The narration that accompanies the scenes of Riverside Park is a lyrical message for the author's friends in London. "Improvise, my friends, improvise," she says at the end. The text on the screen reads: "What is made by God and what is made by man is all the same."
She says that if you just start to talk, you can play with words and improvise. Itīs like playing jazz, and itīs how the Dominicans live here: "They have set the stage and brought the music, movement, and smells. They aren't foreigners any more, they are part of this landscape, and they have brought invaluable gifts with them: the sun, optimism, the rhythmic sound of their music, their sense of community, their food, and their love of life."
The scenes keep unfolding: "Some are lifted away in the wind, others remain, impervious to the passage of time. It is what happens in places such as these--an ever-shifting reality--that is so important. The freedom to explore and learn; happy moments and a feeling of camaraderie; a relaxed state of mind and a distant look. All of these elements combine to create a whole."
Again, text appears on the screen: "We will not dominate technology as fully as we have dominated the natural world."
The narrator says: "People retreat to the park from the metal and concrete of the city, in search of a place to breathe, to relax, and to return to the place that we come from. We spread out across the grass, it doesn't matter if it's a bit dirty or scruffy, and we become who we really are -- simple creatures.
"People of colour can celebrate life in sunshine or rain. Under the cement girders of an industrial building, or under the trees. For life to be worth living, you don't need to be in any particular place or time. You don't need a resort with a perfect climate and pristine water, you don't need to be far from the pollution and smoke of the city. You don't need the luxuries that money can buy. The people at Riverside are natural. And they live anywhere they can enjoy their freedom."
She says: "New Yorkers in general view Riverside Park as a polluted, unpleasant place. They see that the river is polluted, and they perceive the Dominicans as crude and uncivilized. These 'civilized' people fight to save the environment. But this is a waste of time. It is just a fantasy of power. But it's too late, things are out of our hands. Latin Americans, who have been oppressed by the so-called 'civilized' people for a long time, know that nature is often tragic and cruel, and that we must be grateful for every day that it survives....
"People of colour were brought to America as slaves. They had nothing to do with the destruction of the environment. On the contrary: they were cruelly exploited just as the forests and rivers were. People of colour are not the great heroes of the ecological movement. They eat meat and drink Coca Cola, and play their music on their stereos at full blast. They even swim in the Hudson River.
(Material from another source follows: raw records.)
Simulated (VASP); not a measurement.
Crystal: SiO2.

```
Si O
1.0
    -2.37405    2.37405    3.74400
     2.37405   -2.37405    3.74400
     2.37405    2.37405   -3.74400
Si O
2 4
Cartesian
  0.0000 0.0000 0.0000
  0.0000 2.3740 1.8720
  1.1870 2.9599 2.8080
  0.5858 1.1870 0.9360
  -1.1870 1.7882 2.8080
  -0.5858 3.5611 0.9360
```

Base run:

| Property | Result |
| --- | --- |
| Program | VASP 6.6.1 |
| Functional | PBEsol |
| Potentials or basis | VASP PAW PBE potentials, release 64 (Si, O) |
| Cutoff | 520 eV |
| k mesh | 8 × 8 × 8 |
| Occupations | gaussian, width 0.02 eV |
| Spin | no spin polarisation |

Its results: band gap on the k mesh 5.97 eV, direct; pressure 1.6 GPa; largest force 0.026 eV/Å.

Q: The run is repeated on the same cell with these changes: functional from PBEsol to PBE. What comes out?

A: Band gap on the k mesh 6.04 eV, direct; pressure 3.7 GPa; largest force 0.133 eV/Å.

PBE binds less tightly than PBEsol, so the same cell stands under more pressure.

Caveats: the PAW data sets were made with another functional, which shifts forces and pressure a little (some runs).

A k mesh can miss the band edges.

"It's white people, the so-called 'civilized' people, who try to be clean and natural. They think that they can save the planet, knowing full well that it was them that have destroyed and exploited it. Everything -- iron and wood, even white people's arrogance is natural. That's life. And people of colour live life, love life. They live in the here and now. They don't live inside of dreams or thoughts of what might have been or what could be better. They aren't building boats for the future like white people. White people never come here. They are always absent. "And night falls, as peaceful as the magical afternoon. We all get ready to return to the city, to the concrete, but with calm hearts. I put my umbrella in my bag and I leave with the best gift I have ever received: the simplicity of people of colour. Thank you, my people, thank you. "This is the message I'm sending from Harlem to my friends in London: improvise, my friends, improvise."